The voluntary arbitrator’s interpretation of the provisions
of the CBA concerning the coverage of the “union-shop” clause is at war with
the spirit and the rationale why the Labor Code itself allows the existence of
such provision.
The Supreme Court in the case of Manila Mandarin Employees
Union vs. NLRC (G.R. No. 76989, September 29, 1987) rule, to quote:
“This Court has held
that a valid form of union security, and such a provision in a collective
bargaining agreement is not a restriction of the right of freedom of
association guaranteed by the Constitution.
A closed-shop agreement is an agreement whereby an employer
binds himself to hire only members of the contracting union who must continue
to remain members in good standing to keep their jobs. It is “THE MOST PRIZED ACHIEVEMENT OF
UNIONISM.” IT ADDS MEMBERSHIP AND
COMPULSORY DUES. By holding out to
loyal members a promise of employment in the closed-shop, it wields group solidarity.”
(Emphasis supplied)
Hence, the voluntary arbitrator erred in construing the CBA
literally at the expense of industrial peace in the company.

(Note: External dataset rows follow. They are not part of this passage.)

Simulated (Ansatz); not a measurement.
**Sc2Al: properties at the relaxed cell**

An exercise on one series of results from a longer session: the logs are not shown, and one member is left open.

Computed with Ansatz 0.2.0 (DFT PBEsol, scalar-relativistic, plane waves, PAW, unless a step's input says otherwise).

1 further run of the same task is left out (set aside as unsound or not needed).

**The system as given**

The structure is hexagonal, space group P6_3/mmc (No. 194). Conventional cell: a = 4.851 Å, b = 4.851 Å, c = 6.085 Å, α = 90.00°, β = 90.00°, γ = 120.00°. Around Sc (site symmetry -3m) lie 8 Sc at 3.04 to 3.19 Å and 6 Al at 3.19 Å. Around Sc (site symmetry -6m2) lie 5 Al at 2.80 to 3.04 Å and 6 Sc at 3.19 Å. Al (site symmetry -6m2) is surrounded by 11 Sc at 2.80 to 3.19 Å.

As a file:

With the foregoing ruling from this Court, necessarily, the
alternative prayer of the petitioner to require the individual respondents to
become members or if they refuse, for this Court to direct respondent BPI to
dismiss them, follows.[15]
Hence,
petitioner’s present recourse, raising the following issues:
WHETHER OR NOT THE COURT
OF APPEALS GRAVELY ERRED IN RULING THAT THE FORMER FEBTC EMPLOYEES SHOULD BE
CONSIDERED ‘NEW’ EMPLOYEES OF BPI FOR PURPOSES OF APPLYING THE UNION SHOP
CLAUSE OF THE CBA
WHETHER OR NOT THE COURT
OF APPEALS GRAVELY ERRED IN FINDING THAT THE VOLUNTARY ARBITRATOR’S
INTERPRETATION OF THE COVERAGE OF THE UNION SHOP CLAUSE IS “AT WAR WITH THE
SPIRIT AND THE RATIONALE WHY THE LABOR CODE ITSELF ALLOWS THE EXISTENCE OF SUCH
PROVISION”[16]
In essence, the sole issue in this
case is whether or not the former FEBTC employees that were absorbed by
petitioner upon the merger between FEBTC and BPI should be covered by the Union
Shop Clause found in the existing CBA between petitioner and respondent Union.
Petitioner
is of the position that the former FEBTC employees are not new employees of BPI
for purposes of applying the Union Shop Clause of the CBA, on this note,
petitioner points to Section 2, Article II of the CBA, which provides:
New employees falling within the
bargaining unit as defined in Article I of this Agreement, who may hereafter be regularly employed by
the Bank shall, within thirty (30)
days after they become regular employees, join the Union as a condition of their continued employment. It is understood that membership in good
standing in the Union is a condition of their continued employment with the
Bank.[17]
(Emphases supplied.)
Petitioner argues that the term “new employees” in the Union
Shop Clause of the CBA is qualified by the phrases “who may hereafter be
regularly employed” and “after they become regular employees” which led
petitioner to conclude that the “new employees” referred to in, and
contemplated by, the Union Shop Clause of the CBA were only those employees who
were “new” to BPI, on account of having been hired initially on a temporary or
probationary status for possible regular employment at some future date. BPI argues that the FEBTC employees absorbed
by BPI cannot be considered as “new employees” of BPI for purposes of applying
the Union Shop Clause of the CBA.[18]
According to petitioner, the contrary interpretation made by
the Court of Appeals of this particular CBA provision ignores, or even defies,
what petitioner assumes as its clear meaning and scope which allegedly
contradicts the Court’s strict and restrictive enforcement of union security
agreements.
We do not agree.
Section 2, Article II of the CBA is silent as to how one
becomes a “regular employee” of the BPI for the first time. There
is nothing in the said provision which requires that a “new” regular employee
first undergo a temporary or probationary status before being deemed as such
under the union shop clause of the CBA.
“Union
security” is a generic term which is applied to and comprehends “closed shop,”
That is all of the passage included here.